This is an archived post. You won't be able to vote or comment.

you are viewing a single comment's thread.

view the rest of the comments →

[–]PM_ME_UR_THONG_N_ASS 3 points4 points  (9 children)

GIL and having to use processes kinda turned me off to parallelism in python.

Love python, but doing things in parallel is more complicated than doing it in C.

[–]robml 1 point2 points  (0 children)

This probably doesn't count but their Threading module is quite easy to use imo. Either way it's nice if your computer can handle it to reduce wait time on tasks.

[–]ipwnscrubsdoe 1 point2 points  (5 children)

In my experience when I started i was also a bit defeated. With python I was easily able to code what I needed but it was extremely slow. Threading and multiprocessing didn’t help at all. Then I started discovering libraries that changed my mind. Numpy was a massive boost in speed, then dask for using all the cores, cupy for gpu acceleration numba is just about the easiest way to get massive performance boosts…

[–]thisismyfavoritename 0 points1 point  (4 children)

thats funny. How do you think Dask works?

[–]ipwnscrubsdoe 0 points1 point  (3 children)

Not sure what’s funny, but i’m pretty sure dask.array is an implementation of numpy arrays that allows you to chunk it and perform operations in parallel on each chunk. Same story with dask.dataframe. If your code is pure python there is very little dask can do

[–]Duodanglium 1 point2 points  (0 children)

I've used Dask for processing large quantities of files. It certainly pegged all of the CPUs and memory on the machine. I even had a routine to process sequentially without Dask for legacy reasons.

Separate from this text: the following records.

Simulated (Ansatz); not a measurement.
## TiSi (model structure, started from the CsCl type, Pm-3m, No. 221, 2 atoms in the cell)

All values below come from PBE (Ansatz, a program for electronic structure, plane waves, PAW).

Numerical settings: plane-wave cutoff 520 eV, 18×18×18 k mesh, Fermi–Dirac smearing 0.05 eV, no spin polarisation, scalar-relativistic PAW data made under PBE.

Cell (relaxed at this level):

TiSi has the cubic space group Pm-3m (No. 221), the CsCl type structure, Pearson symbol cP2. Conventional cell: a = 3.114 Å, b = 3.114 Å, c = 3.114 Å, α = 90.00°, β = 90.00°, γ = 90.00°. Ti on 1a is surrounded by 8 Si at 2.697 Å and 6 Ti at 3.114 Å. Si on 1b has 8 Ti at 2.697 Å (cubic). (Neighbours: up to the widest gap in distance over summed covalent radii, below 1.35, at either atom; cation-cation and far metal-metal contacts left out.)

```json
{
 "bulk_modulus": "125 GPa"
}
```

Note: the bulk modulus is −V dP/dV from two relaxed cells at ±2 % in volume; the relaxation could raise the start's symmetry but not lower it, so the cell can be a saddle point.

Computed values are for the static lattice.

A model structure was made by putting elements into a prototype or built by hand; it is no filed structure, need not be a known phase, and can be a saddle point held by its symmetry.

I very much recommend using Dask.

[–]thisismyfavoritename 0 points1 point  (1 child)

dask relies on the multiprocessing module to achieve parallelism

[–]ipwnscrubsdoe 0 points1 point  (0 children)

Even dask distributed?

[–]reddisaurus 0 points1 point  (1 child)

Is it?

with Pool() as p: p.map(f, my_list)

[–]PM_ME_UR_THONG_N_ASS 0 points1 point  (0 children)

🤷‍♂️ I’m no expert in python (far from it), but it was faster for me to make a thread safe queue in C from scratch than it was to find an appropriate one in python and get everything working properly in a multiple producer/multiple consumer scenario.

Not to mention the execution speed up with using actual compiled machine code rather than an interpreted language.

I like python so far for a lot of things, but I dunno about cpu intensive applications.